White Collar show -- bond valuation
Hey all,
Random question: was watching the new show on USA network "White Collar" (http://www.hulu.com/watch/104368/white-collar-pil…) and there was a really simple bond valuation question in it but it sounded weird:
(for the full details in the show, click the Hulu link above and watch the segments from ~29 min to 31 min)
the quote was that the bond was "zero option, face = 1000, 9% interest, compounded for 64 yrs" (premise is that there is this bond from 1940s and it should have increased in value over the years) and I'm assuming it's a zero coupon bond and they valued it at $248,000.
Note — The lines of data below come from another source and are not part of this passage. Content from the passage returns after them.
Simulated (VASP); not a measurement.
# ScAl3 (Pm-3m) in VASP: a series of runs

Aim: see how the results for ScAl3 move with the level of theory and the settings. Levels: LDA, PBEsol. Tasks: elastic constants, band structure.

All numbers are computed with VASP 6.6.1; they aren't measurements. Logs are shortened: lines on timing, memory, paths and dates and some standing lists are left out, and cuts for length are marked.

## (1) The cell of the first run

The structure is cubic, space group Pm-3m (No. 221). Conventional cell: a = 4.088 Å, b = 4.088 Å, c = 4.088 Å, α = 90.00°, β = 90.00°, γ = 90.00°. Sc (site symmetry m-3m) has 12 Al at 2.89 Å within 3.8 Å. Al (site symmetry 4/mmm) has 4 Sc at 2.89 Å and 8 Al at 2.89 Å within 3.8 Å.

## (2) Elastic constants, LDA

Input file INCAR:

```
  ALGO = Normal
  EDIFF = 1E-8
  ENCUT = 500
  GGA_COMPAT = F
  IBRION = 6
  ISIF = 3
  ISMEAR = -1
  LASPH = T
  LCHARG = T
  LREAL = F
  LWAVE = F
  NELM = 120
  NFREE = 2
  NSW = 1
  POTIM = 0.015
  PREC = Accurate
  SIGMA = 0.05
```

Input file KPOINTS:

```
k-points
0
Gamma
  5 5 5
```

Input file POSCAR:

so when you value a zero coupon bond it's (face value)/(1+interst)^years
so it should be 1000/1.09^64 which is ~4.02
so why are they valuing it at $248,000?
The only way I know they'd get that is if they multiplied 1000 by 1.09^64 because 1.09^64 is 248, and multiplied by 1000 would be 248,000. Does USA networks just have bad scriptwriters or am I missing something?
You missed the part where they said redeemable. I think with bonds like that you are supposed to take them in to pick up your interest payments so they are essentially saying the bond is worth the $1,000 face + the interest payments that were never collected.
Actually scrap that, that would rely on there being interest on the interest not collected which would make minimal sense. Crap scriptwriters seems to be the trouble here.
Yeah they're doing interest on interest to make it sound more impressive, hah. (1+0.09*64)=6.76, not 248, haha.